I do not know any making mother who, alongside figuring out how to be an artist and a mum, is not also to some degree having to be an administrator and producer. Mostly this involves time in front of a screen - a computer, a tablet or phone. There are many things about being a maker and a mother with which generations of women before us have grappled but this is a new one: we now have screens in our homes, bags, pockets.
When my son was born I wanted to hold him away from screens as long as I could. I did not manage it for long, not surprisingly given their prevalence in our lives. He is now 3 and watching youtube videos on my iPod or having “iPad time” are one of the highlights of his day. It seems crazy to demonise it - here I am right now using a screen to connect with all of you, and yet I can feel how it disconnects me from my son many times a day.

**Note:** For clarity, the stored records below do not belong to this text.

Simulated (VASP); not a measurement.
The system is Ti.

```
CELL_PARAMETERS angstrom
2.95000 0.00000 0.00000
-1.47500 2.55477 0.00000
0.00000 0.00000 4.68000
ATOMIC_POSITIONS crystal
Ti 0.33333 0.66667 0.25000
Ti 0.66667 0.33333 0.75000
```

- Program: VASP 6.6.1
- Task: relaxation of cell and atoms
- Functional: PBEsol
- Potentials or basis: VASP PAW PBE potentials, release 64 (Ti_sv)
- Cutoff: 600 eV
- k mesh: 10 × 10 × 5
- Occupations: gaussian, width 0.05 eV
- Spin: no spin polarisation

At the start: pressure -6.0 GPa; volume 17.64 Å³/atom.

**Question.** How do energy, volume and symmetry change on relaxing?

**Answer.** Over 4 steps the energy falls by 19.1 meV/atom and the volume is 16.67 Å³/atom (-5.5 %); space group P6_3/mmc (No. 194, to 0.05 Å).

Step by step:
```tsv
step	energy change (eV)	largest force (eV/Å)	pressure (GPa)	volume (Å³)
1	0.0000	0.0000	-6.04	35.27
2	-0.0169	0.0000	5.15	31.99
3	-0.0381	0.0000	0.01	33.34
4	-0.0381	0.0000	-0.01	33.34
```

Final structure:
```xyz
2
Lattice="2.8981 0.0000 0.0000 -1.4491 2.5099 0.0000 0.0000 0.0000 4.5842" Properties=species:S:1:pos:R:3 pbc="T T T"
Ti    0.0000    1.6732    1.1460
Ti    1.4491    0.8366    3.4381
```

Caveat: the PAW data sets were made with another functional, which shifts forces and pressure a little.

Not long ago I decided to downgrade from a smartphone to a scruffy, simple one so that at least when we are out of the house I am not divided, not checking on emails while we are in the playground but present with the sand, the swings, the slides and my boy. But at other times I have fallen into using screens as a deliberate distraction: when I have to write an email or do a Skype call, I give Riddley a film to watch. It works in that he is absorbed and I get the job done. Yet already the main arguments we have are about screen time - he wants “just one more film” several times over and I feel uncomfortable saying no, uncomfortable giving in, partly because I am uncomfortable about my own relationship to the screen, to how many times I check on my emails, check for a text, and confused about the many pros and cons to this extraordinary technology. Screens are part of our world now, a taken-for-granted part of our children’s world - I would love to know how can we use them well, to support connection, presence and creativity in our mothering and our making, in ourselves and in our children? How are you already doing this? What are your challenges? What’s working well?